I like to think that I have always been an animal person and admired animals. However, my love for them came from something completely different. When my mom told me that we were adopting a dog, I was overcome with joy. The idea of having a pet of my own was so exciting to my seven-year-old mind. Having a dog to play with and call my own instead of just seeing other people’s pets. I was shown a picture of the soon to be new addition to our family. In the photo I saw an adorable small dog with fluffy fur the color of cream. I was told that our dog was a girl, and that her breed was a Maltipoo. I did not know what a Maltipoo was, but I liked that it had poo in its name. All this information made me even more thrilled at the idea of our new dog.
Two weeks, that’s how long we had to wait until we got to take her home. We began preparing for her arrival, and that meant picking out a name. The only thing that came to my seven-year-old mind was Princess. Looking at the photos, she did remind of a princess, cute and innocent. My mom had something better in mind, Mimi. I liked that name a lot but told my mom that her middle name was going to Princess.
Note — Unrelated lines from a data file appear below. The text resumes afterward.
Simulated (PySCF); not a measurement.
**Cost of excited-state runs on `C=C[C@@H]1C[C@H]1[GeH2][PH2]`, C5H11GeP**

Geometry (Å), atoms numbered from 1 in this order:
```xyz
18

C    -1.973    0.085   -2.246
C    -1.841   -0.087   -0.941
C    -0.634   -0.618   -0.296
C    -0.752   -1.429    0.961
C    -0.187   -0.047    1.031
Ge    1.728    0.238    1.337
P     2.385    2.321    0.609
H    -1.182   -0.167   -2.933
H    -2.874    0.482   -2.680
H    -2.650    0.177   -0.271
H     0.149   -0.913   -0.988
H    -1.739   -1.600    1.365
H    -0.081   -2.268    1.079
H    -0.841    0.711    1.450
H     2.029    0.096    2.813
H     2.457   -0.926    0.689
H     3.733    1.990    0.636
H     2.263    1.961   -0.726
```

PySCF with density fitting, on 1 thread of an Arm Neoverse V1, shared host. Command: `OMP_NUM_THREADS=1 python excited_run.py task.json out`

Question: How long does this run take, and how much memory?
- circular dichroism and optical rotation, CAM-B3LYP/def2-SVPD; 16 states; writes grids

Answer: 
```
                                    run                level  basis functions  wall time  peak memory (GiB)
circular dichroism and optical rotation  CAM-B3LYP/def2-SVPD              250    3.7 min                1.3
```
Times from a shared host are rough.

The day finally came to pick up Mimi after what felt like the longest two weeks. It was a Friday and I had to go to school, but I did not mind too much. I knew that when I came home Mimi would be there waiting for me. Nothing could have brought down my mood that day, at least that is what I thought. When the school day finally ended, I ran to my dad’s car, I could not wait any longer. Still panting from the run to the car I asked him if my mom had gotten Mimi. He told me that we would not be getting Mimi for another week. He said it with a smile on his face trying to make the news upset me as little as possible. Apparently, Mimi was still too little to come home with us and we had to wait a little longer. I was able to hold in how truly sad I was until I got home and saw my mom. I broke out into a sob and ran into her arms. At that moment I realized how much getting Mimi really meant to me.
The week passed and we were actually getting Mimi. I was not allowed to go with my mom and stayed home with my dad. It did not bother me, I already waited long enough, a couple hours was nothing. When my mom finally got back with Mimi, I was waiting at the door. I wanted to hold her right away. They told me to sit down and they put her on my lap. She was the size of both of my hands, so soft, and fragile. I fell in love instantly and wanted to hold her forever.
My love for animals came from an appreciation in my own life. Getting Mimi changed my life, she was more than just a pet to me. I always saw her as my sister and cared about her as much as I did every member in my family. Just her presence was enough to make me feel happy. When I went away to college, I would go home every other weekend just to see her. A lot of people never understood why I loved Mimi so much, seeing her only as any other animal. However, to me she was my sister and I would have done anything for her. From the moment we got Mimi, I understood how precious her life was, and therefore how precious all life is. Mimi made me see animals as more than just mindless being. Seeing how poorly people treat them brings pain to my heart, and I want to do anything I can to help them. That is why I chose Environmental Science as major, so that I can help species negatively affect by humans destroying their environment.
I lost Mimi three months ago, but I will never forget her and the impact she made in my life. She played a part into making me the person I am today, and I am happy that I got to grow up with such an amazing girl.